[Writing new book in head:] One of the problems in discussing minimalism clearly is that the word gets used in a few different senses. Judging from recent debates on the subject, I’d say it has three interrelated meanings:
1. Minimalism was a movement of people who knew each other, worked together, influenced each other, and created variations of a particular common language. In that specific sense, the movement began with La Monte Young’s String Trio of 1958 and lasted until the late ’70s, or certainly no later than around 1983. Pronouncements that minimalism is dead began around 1978 – I was there – and are only meaningful insofar as the word is applied to that definable scene.
2. Minimalism is a style of music based in audible structure and relative stasis and/or slow transformation. In this sense, certain composers, such as Phill Niblock and Tom Johnson, have continued writing minimalist music up to the present day. Some would say the same of Reich and Glass, both of whom, however, have claimed that around 1980 their music quit having anything to do with minimalism strictly speaking. One can argue, then, that a piece made outside the 1958-1983 time frame – say, Carl Stone’s Shing Kee – can be referred to as minimalist, despite the fact that Stone was too young to be involved in the original movement. I’ve described the outlines of this style at greater detail in a New Music Box article that won a Deems Taylor award and got reprinted in the book Audio Culture: Readings in Modern Music, so I am led to conclude that my views on the style do not lie outside the mainstream of scholarly understanding.

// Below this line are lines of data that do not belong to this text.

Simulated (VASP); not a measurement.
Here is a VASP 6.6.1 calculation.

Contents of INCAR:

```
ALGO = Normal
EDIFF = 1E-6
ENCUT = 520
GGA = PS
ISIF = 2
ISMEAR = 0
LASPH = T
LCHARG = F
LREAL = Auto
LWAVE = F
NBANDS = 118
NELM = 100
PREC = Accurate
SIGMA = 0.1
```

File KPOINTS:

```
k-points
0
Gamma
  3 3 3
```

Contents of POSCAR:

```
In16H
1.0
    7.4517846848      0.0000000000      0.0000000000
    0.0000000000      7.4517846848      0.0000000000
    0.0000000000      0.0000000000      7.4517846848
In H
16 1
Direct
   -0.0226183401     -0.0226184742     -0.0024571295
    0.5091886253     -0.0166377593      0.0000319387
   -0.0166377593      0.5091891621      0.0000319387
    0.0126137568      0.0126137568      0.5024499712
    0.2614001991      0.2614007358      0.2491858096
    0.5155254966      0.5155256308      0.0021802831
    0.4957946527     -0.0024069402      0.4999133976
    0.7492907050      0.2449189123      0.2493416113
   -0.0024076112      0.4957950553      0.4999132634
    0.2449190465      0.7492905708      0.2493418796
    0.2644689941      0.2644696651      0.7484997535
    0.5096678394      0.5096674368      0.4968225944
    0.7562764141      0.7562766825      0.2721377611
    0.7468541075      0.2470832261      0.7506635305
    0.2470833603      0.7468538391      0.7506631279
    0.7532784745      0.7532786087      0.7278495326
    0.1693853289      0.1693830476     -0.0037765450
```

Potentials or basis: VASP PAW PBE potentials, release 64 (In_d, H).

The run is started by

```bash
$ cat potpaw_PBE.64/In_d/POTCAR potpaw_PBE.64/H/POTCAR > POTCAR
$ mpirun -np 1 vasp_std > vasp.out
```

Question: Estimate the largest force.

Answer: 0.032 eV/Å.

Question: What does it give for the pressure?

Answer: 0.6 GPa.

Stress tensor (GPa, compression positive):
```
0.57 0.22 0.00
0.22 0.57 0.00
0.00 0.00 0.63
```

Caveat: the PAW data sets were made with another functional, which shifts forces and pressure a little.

3. Minimalism is also more vaguely ascribed to any piece that sustains a specific texture, rhythm, tonality, and so on, from beginning to end. In this sense it is often said that Feldman was a minimalist, that certain pieces of John Cage are minimalist, ditto for pieces by Erik Satie and Federico Mompou, Gregorian chant and gamelan music and a ton of pop music all turn out to be minimalist, also the C Major Prelude from the W.T.C. Book I and many of Schubert’s songs, and in fact we find minimalism traversing all centuries and many styles. And let’s never, never neglect to mention the first six minutes of Das Rheingold – which, once it finally modulates (or resolves) from E-flat to A-flat at the entrance of the Rhinemaidens, sounds in retrospect just like an inordinately prolonged dominant preparation, about as relevant to minimalism as the Eroica Symphony is.
The first two meanings are what I think of as the scholarly, precise connotations of minimalism. The third sense looses the word from its historical referents and renders it a universal quality, like romanticism or classicism. We can find romanticism in the medieval epic The Song of Roland, or the music of Messiaen, works that lie well outside the boundaries of what has been defined as the Romantic Period, and we can contrast romanticism with classicism in any historical period. We have a long cultural tradition of what romanticism and classicism mean, so that arguments imputing those two qualities to various works of art are subtle, polemical, not simple, and carry a lot of historical weight.
I don’t believe it is clear yet that minimalism is going to evolve into the same kind of term. We can call Gregorian chant minimalist, but in that sense the word becomes something of a tautology; that is, the general qualities we associate with minimalism in the broad sense predate the actual historical style by centuries, and were once taken for granted. Unchanging texture and tonality became strikingly associated with minimalism only because the contrast with the musical complexity of the previous century and a half was so dramatic. The qualities of romanticism (emphasis on the individual, subjective, spontaneous, and visionary against the idea of rationally imposed order) and classicism (the dependable restoration of harmony, clarity, restraint, and universality) can be spoken of as innate impulses within the human soul. It’s not at all obvious that minimalism’s relatively extreme limitations of texture and tonality are ever going to achieve any similar psychological status. There’s nothing wrong with using minimalism this way, so long as the user understands that the burden of proof is on him to make a case for some universal applicability of the word. Most instances of such use, however, just strike me as intellectual laziness – anachronisms fallen into by people who are so little familiar with music outside the European common practice period that they are naively surprised to find texturally static music in any other milieu.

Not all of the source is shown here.